From ae013cf597db1c523c9fac21b7e83db62304ae2d Mon Sep 17 00:00:00 2001
From: zhaomingwork <61895407+zhaomingwork@users.noreply.github.com>
Date: 星期四, 08 五月 2025 23:52:09 +0800
Subject: [PATCH] fix bug for core dump in http, use libboost as parse (#2509)

---
 runtime/http/bin/connection.cpp |  408 +++++++++++++++++++++++++++++++++++++--------------------
 1 files changed, 263 insertions(+), 145 deletions(-)

diff --git a/runtime/http/bin/connection.cpp b/runtime/http/bin/connection.cpp
index b75fc77..e2633e3 100644
--- a/runtime/http/bin/connection.cpp
+++ b/runtime/http/bin/connection.cpp
@@ -2,7 +2,7 @@
  * Copyright FunASR (https://github.com/alibaba-damo-academy/FunASR). All Rights
  * Reserved. MIT License  (https://opensource.org/licenses/MIT)
  */
-/* 2023-2024 by zhaomingwork@qq.com */
+/* 2023-2025 by zhaomingwork@qq.com */
 //
 // connection.cpp
 // copy some codes from  http://www.boost.org/
@@ -10,28 +10,35 @@
 
 #include <thread>
 #include <utility>
+#include "util.hpp"
 
-namespace http {
-namespace server2 {
-//std::ofstream fwout("out.data", std::ios::binary);
-std::shared_ptr<FUNASR_MESSAGE> &connection::get_data_msg() { return data_msg; }
-connection::connection(asio::ip::tcp::socket socket, 
-                       asio::io_context &io_decoder, int connection_id,
-                       std::shared_ptr<ModelDecoder> model_decoder)

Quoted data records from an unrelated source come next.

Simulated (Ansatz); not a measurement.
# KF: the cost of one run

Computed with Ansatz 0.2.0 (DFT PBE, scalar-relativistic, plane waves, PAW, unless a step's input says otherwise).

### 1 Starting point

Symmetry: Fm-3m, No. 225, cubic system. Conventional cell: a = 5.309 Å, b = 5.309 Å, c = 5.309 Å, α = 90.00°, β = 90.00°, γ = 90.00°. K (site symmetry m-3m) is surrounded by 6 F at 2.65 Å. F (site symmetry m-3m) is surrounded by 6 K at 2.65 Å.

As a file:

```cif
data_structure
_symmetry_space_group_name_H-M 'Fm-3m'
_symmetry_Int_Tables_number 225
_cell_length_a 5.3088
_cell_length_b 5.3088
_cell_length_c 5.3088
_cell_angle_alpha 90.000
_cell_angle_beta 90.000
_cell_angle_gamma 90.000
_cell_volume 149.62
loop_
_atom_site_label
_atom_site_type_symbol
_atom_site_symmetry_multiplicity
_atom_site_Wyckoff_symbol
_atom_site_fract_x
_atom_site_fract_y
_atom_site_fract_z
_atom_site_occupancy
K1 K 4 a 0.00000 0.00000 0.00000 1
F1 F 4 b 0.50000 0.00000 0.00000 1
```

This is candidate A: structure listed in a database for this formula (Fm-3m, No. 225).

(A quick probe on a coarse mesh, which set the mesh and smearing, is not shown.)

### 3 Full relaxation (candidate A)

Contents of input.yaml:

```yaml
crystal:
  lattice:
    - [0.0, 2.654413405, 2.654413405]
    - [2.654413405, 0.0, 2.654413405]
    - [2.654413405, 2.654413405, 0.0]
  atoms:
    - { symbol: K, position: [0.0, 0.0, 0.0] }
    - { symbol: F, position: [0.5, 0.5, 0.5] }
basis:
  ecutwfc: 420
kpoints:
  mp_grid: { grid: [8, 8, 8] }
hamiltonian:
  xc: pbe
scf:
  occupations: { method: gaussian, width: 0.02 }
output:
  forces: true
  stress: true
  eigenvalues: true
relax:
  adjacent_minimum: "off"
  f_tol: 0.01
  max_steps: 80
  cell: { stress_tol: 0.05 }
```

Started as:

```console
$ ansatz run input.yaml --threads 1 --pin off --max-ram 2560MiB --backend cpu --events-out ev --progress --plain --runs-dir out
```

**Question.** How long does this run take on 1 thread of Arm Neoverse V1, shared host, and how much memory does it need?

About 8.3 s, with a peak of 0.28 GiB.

-    : socket_(std::move(socket)),
-      io_decoder(io_decoder),
-      connection_id(connection_id),
-      model_decoder(model_decoder)
 
+namespace http
 {
-  s_timer = std::make_shared<asio::steady_timer>(io_decoder);
-}
+  namespace server2
+  {
+     
+    std::shared_ptr<FUNASR_MESSAGE> &connection::get_data_msg() { return data_msg; }
+    connection::connection(asio::ip::tcp::socket socket,
+                           asio::io_context &io_decoder, int connection_id,
+                           std::shared_ptr<ModelDecoder> model_decoder)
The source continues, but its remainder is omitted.